THE top civil servant in the Department of Finance yesterday admitted it would be "very hard work" for Ireland to repay its debts even without the eurozone crisis.
But department secretary general Kevin Cardiff insisted the country's borrowings were "sustainable".
Mr Cardiff was speaking as he faced down searing criticism from the Public Accounts Committee about his department's role in Ireland's boom to bust implosion.
In a grilling lasting more than four hours, deputies also quizzed Mr Cardiff about his department's response to inaccurate bonus information supplied by Bank of Ireland and the measures taken to limit future bank bonuses. Ireland's debt levels dominated much of the exchange, but Mr Cardiff repeatedly stressed he could not second-guess the outcome of high-level talks going on in Brussels around a new rescue fund for European countries.
When asked about the sustainability of Ireland's debt as things stood, the senior civil servant admitted "dealing with the scale of debt in our own economy would be very hard work" even without the eurozone crisis.
He shot down repeated suggestions that Ireland would ultimately have to default on some of that debt.
"The economy is in a rocky place, but it looks like our debt is sustainable," Mr Cardiff insisted.
"We have to also convince the markets that there is a will to sustain it."

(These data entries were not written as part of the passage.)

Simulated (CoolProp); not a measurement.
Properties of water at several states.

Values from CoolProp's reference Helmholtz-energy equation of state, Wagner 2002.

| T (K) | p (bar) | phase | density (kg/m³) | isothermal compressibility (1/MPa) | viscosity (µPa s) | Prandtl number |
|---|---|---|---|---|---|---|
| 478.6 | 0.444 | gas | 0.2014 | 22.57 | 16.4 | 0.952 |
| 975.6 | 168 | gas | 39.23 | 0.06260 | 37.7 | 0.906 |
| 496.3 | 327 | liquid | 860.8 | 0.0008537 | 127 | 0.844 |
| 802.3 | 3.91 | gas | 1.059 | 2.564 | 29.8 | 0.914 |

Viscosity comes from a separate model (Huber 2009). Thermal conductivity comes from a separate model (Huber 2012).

The new European rescue package will include lower interest rates for Ireland and may help us to buy back some of our own government bonds at a discount.
Mr Cardiff also strongly defended the Department of Finance's performance in the boom-to-bust cycle, saying its predictions were in line with other experts. He said it was not the department's job to "undermine" the role of elected ministers.
On the Bank of Ireland debacle, Mr Cardiff said he had made his feelings known about being "misled" by the bank.
He added the department was in the process of compiling standardised information about bonuses across all bailed-out banks.